As public companies struggle to craft disclosure in their first Form SD filings due May 31, 2014 (June 2, 2014) consistent with guidance (Guidance) issued on April 29, 2014 by the Securities and Exchange Commission’s (SEC) Director of the Division of Corporation Finance, appellants National Association of Manufacturers, Chamber of Commerce and Business Roundtable (Appellants) filed an emergency motion with the D.C. Circuit Court of Appeals on Monday, May 5, 2014, seeking a complete stay of the SEC’s conflict minerals rule (Rule 13p-1 under the Securities Exchange Act of 1934, as amended). A copy of the Appellants’ motion can be found here. The stay is being sought in light of the April 14, 2014 decision of a three-judge panel of the D.C. Circuit Court, which held that a key portion of the conflict minerals Rule violated the First Amendment as “compelled speech.” 

The Appellants have requested an expedited decision from the circuit court by May 26, 2014 (which happens to be the Memorial Day federal holiday), given the upcoming Form SD filing deadline. Opposition briefs are due Friday, May 9th, with the Appellants’ reply brief due on Tuesday, May 13th.

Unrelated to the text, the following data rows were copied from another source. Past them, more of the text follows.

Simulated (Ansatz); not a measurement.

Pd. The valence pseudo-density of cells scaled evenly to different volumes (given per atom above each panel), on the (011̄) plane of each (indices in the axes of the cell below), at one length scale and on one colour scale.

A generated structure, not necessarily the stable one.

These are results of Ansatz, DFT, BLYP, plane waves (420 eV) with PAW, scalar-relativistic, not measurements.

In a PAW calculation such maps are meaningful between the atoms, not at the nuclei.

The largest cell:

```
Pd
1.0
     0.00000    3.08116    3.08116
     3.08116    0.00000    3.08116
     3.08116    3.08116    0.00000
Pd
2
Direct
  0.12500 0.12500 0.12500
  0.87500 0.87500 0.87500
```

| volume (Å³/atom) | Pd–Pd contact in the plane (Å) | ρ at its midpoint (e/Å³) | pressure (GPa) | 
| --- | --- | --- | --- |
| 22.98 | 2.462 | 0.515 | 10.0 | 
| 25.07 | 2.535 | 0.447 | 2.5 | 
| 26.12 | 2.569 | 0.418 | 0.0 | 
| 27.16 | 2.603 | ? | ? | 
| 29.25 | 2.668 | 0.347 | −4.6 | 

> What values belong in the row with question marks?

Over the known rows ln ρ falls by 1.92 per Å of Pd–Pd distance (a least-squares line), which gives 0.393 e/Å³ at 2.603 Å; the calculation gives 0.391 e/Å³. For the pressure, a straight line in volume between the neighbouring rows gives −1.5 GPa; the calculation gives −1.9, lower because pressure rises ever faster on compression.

The Appellants argue that if companies cannot be required to state whether their products have not been found to be DRC Conflict Free as the circuit court held, then the SEC’s Guidance requiring companies to comply with the remainder of the Rule, notwithstanding its partial invalidation,  no longer serves any of “the overall goals” of the statute. The Appellants further argue that the compelled disclosure invalidated by the circuit court’s decision was the “entire basis” of the Congressional mandate established under Section 1502 of the Dodd-Frank Act. The Appellants noted that two SEC Commissioners recently published a joint statement advocating a stay of the full conflict minerals reporting requirement.

As we have noted previously, the debate over compliance with the Rule and the upcoming filing deadline will continue right down to the wire. Companies should proceed with evaluation of their diligence results and drafting of their Form SD, keeping in mind the revised disclosure standards set out in the Guidance and noted in our Alert from April 30, 2014. The outcome of the Appellants’ motion, or any further action that may be taken by the respective parties or the circuit court, remains uncertain. We will provide further updates of significant developments in this case as they occur so that companies can plan accordingly.